A rare American flag that was carried by US troops on the historic D-Day invasion During World War II is set to be auctioned off.
The 48-star flag has been kept by the captain of the boat for decades that led the first troops on to Utah Beach on June 6, 1944.
‘This flag is easily one of the most significant artifact of the D-Day invasion that exists in private hands,’ said Marsha Dixey, a Historical expert and Consignment Director at Heritage Auctions.
‘We all know the harrowing story of those chaotic dawn hours as America made its push onto the beaches of Normandy.

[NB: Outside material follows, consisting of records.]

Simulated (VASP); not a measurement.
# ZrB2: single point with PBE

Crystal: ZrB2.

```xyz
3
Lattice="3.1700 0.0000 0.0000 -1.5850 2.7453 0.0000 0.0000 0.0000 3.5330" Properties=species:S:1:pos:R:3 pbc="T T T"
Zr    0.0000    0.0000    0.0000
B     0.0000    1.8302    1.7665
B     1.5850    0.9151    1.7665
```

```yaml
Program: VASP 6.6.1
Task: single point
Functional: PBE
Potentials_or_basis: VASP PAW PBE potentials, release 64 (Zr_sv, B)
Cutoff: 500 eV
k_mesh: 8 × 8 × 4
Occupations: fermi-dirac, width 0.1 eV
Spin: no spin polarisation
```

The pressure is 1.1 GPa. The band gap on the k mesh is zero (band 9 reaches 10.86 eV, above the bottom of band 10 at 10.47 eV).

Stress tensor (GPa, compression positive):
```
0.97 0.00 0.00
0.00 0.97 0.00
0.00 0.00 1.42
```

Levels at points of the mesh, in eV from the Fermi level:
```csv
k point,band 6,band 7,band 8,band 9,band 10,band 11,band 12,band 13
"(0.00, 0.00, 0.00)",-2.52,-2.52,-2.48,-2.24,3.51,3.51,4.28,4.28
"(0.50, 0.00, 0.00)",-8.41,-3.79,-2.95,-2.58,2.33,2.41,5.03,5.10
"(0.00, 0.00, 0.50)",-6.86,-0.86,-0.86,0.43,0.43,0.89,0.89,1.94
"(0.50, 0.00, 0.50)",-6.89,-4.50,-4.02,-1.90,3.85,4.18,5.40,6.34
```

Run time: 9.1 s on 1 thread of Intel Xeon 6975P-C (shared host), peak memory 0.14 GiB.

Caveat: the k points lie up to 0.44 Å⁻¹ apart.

‘The fact of its survival is nothing less than a testament to the irresistible force of the American will.’
The torn and tattered flag that is replete with a bullet hole from a German machine gun is expected to fetch as much as $100,000 in the auction.
According to Heritage Auctions, the 30 feet by 57 feet banner is the ‘sole war souvenir of US Navy Lieutenant Howard Van Der Beek’ when it was flown from the stern of Landing Craft Control 60.
After the war, he went on to become an English professor and wrote about the moments before they charged the beach in his memoir of his war experiences titled Aboard the LCC 60: Normandy and Southern France, 1944.
‘At some point I looked astern and saw what lay at sea behind us: the greatest armada the world had ever known, the greatest it would ever know,’ he wrote in the book.
‘I must have been overwhelmed by the sight as I clung to the rail for a moment to take in the magnitude of that assembled fleet, many great, gray ships majestically poised in their positions; larger numbers of unwieldy landing vessels heaved by the heavy sea; and countless numbers of smaller amphibious craft tossed mercilessly by the waves.’
According to Heritage Auctions, American flags that have been involved in battles have long occupied the ‘upper strata of military collectibles.’
Nearly a decade ago, flags that belonged to JEB Stuart and George Armstrong Custer fetched $956,000 and $896,000 respectively.